Dogs Alert is the opening poem of Femi Morgan’s Chapbook, Silent Drummings published in 2008. It was written when the author was still a “bourgeoning linguistic scholar in Obafemi Awolowo University”, and as he signed in my copy of the chapbook, it was a beginning that meant great things.

Dogs Alert speaks of the political situation of a country as of that time. Unfortunately, any who reads it will think that it was written today as “death perches” still like the eagle on that country’s coat of arm.

The poem decries the awful state of a country not mentioned but which a reader familiar with Nigeria can rightly conclude is Nigeria. This country is described as a country where “spiders in centre stage” are found, that is to say that Nigeria is a country in which nothing functions as expected and thus even the stages are bereft of human performers but are not in lack of spiders to perform. Considering that the poem also attacked the hypocritical nature of Nigerian politicians who suddenly (towards election times) come as “saviours” “with a basket/Oh! A basket of typhoid fever,” one can also say that these politicians are the ones who the poet refers to as spiders who are on the centre stage (for our politicians weave lies the same way spiders do their cobwebs). The poem promotes skepticism of such politicians for while baskets are normally associated with foods in the Nigerian scene (where they are used to transport foods bought from the market), theirs come with typhoid-fever and “kwashiorkor-like stomachs and dry days,” the exact opposites of what comes with food showing that “though the teeth maybe white// There lies … a ghost!”
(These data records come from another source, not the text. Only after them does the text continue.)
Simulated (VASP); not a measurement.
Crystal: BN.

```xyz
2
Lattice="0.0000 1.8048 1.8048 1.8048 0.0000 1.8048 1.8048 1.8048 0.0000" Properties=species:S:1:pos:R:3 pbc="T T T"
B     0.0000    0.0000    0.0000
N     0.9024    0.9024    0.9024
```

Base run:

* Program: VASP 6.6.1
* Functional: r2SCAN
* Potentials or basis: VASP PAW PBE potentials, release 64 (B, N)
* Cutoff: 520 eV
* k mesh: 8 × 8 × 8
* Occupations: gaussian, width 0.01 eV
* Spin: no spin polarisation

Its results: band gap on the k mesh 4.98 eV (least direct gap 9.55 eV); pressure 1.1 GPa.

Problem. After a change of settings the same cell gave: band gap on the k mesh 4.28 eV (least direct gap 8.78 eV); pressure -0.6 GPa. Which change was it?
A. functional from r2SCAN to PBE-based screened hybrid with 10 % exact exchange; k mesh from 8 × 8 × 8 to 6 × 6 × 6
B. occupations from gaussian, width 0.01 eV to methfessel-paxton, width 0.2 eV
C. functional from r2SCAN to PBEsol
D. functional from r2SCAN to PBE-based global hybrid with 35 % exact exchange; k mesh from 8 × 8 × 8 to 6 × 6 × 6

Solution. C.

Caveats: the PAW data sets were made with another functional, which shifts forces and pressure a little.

The poem is written in three stanzas of irregular verses with the first stanza having six verses, the second seven and the third three. The lines are also of irregular lengths and these go to show the irregularity and the dichotomies evident in Nigeria where “beautiful edifices” are always found “hugging crises.” Rhymes, rhythm and musicality are luxuries the poet cannot afford. Considering that the poet lives in Nigeria and thus experiences these first-handily, it’s understandable that the poet is not here to entertain us with his sufferings.

The poet employed the use of personification where he wrote “chicken coughs” and where he presented to us “beautiful edifices// hugging crises” for coughing and hugging are things humans do. As a common man relating the experiences of fellow common men, the poet wrote colloquially.

The poem presented the Nigerian situation perfectly as it is without much care for refinements and artistry.